For many, braving the line is well worth the wait. It is like a pre-game for a sporting event as anticipation and hunger builds. Like tailgating, people bring card games or footballs, beer and food. Students study for tests or play games on their cell phone. My friends brought Java beer, each with the same caffeine as a cup of coffee, to celebrate a Sunday Funday at Franklin’s BBQ.

Come Prepared

Needless to say, a trip to Franklins is a full commitment for your day. Whether you’re a local or tourist in town for just the weekend, make sure you prepare prior to hopping in line. Bring waters, snacks, chairs and something to do. By the time you make it through the doors and get a whiff of what awaits, you’ll know it was well worth the wait.

The Big 5 – where are the big name acts in Austin?

Austin has long since been known as a famous music town, but there are some factors that have limited big acts from playing regular shows in ATX for some time. Until recently, the largest theaters and venues could only hold a couple thousand people, and the location (deep in the heart of Texas) is out of the way for a lot of bands. Sure, Houston, Dallas, San Antonio and Austin create a nice run once you make it all the way to Texas, but the next city to the east is New Orleans, and to the west is Albuquerque. With the huge geographic barriers and size of venues, Austin didn’t catch huge acts until the 360 Amphitheatre was built. Below are a list of venues where you might catch the biggest names in the industry.

Circuit of the Americas 360 Amphitheater

Built as a race track, the Circuit de Americas has a huge amphitheater that can hold about 20 thousand people. About half of the venue has permanent seating covered by an overhanging ceiling, while the remainder of the theater (the back) is a grassy field. Bring blankets, sunglasses and sunscreen for summer shows. Like all venues, beer and food is expensive but the biggest names in the business perform at the 360 Amphitheater.

Stubbs

A long time name stay in Austin, Stubbs BBQ is far more than the name suggests. Sure, the BBQ is great and Sunday Gospel Brunch is a favorite of mine, but the Stubbs Back Yard takes the cake. Holding about 2,000 people, the yard is big enough for mid-sized acts that tour the country. Due to noise ordinances (check out my ramblings on Austin’s noise ordinances here) the outdoor venue closes around 11pm. Don’t worry, your ticket gets you into Stubbs Indoors for the after party. The restaurant converts into a venue after hours and the shows go as late as 2pm.

Moody Theater

The long-time famous Austin City Limits Live edition has played from the Moody Theater in downtown Austin for decades. Large names and great acts perform in this intimate theater often for live recordings. Tickets are higher priced, but sound quality is incredible and musicians always perform at their best.

Beauty Ballroom

UPDATE: The Beauty Ballroom is now permanent closed. Tucked away on Riverside Rd south of downtown, The Beauty Ballroom is an unassuming warehouse surrounded by shopping centers. Inside, you’ll find a space that holds about 600 people and a schedule that boasts touring acts from all over the country. Owned by the same folks that purchased Antone’s, The Beauty Ballroom keeps the rock, blues, soul funk spirit alive.

Antone’s

One of Austin’s most famous blues bars has re-opened on 5th street in downtown Austin. Known for incubating greats such as Stevie Ray Vaughan and Gary Clark Jr., the legendary Antones is a favorite for incendiary live music. This small space has a loyal customer base, selling out mid-week shows as large acts pass through and weekend gigs alike.

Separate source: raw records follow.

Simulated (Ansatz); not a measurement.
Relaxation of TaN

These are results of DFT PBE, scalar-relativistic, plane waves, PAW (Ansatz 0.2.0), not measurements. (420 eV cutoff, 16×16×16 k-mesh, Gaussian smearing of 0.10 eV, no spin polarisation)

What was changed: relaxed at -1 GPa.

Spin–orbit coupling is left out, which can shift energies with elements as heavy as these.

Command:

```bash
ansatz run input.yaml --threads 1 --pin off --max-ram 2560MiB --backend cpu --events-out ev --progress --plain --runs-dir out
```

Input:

5 burgers you should try NOW

Hopdoddys

Hopdoddys, located on South Congress or north on Anderson, has been a long-time favorite for craft burgers in Austin. Home baked buns, fresh Texas beef and a slew of unconventional options, Hopdoddy’s menu always has us coming back for more. Try the Goodnight burger with a side of truffle parmesan fries. The veggie burger and salmon burger options provide a healthier alternative while staying hearty.

Hot Mess

Hot Mess is a food truck located on E 6th street in front of Zilker Brewery.  Just as its name suggest, the food comes out hot and delicious, falling off the bun. Boasting classic Texas grub, Hot Mess’ menu ranges from barbecue and burgers to tacos and fries. Don’t miss the HTM Burger – fresh made with local beef. Add jalapeños and a fried egg and a side of hand cut French fries to top off this delicious pick. If you’re looking for catering for a big event or special occasion? Be sure to reach out to Hot Mess for food truck catering. Website.

Svante’s Food Truck

What can I say about the Space Jam burger at Svante’s food trailer? It’s AMAZING. Topped with candied bacon, arugula, garlic aioli and sautéed onions and stuffed with jalapeno Havarti, the Space Jam is a perfect blend of salty and sweet. Made with grass fed beef and served with an order of delicious hand cut fries, do yourself a favor and try it today. Website.

Black Sheep

Black Sheep located on South Lamar is a favorite neighborhood dive for many Austinites. Local brews or cheap “white trash beer” are a great accompaniment for their high stacked burgers or wings. Add a side of sweet potato fries, and you have a meal fit for a king. My personal favorite is the veggie burger with spicy aioli. Website.

The Nightcap

Nightcap, located in Clarksville, has a great Sunday evening special pairing wines and burgers stacked high. Skip brunch and save your appetite for this incredible dinner. Build your own burger with staples ranging from eggs to peppers, or make it fancy with black garlic, fois gras, or truffle aioli. Want to do a wine flight with your custom burger? Come the first Sunday of the month for a wine special.  Website.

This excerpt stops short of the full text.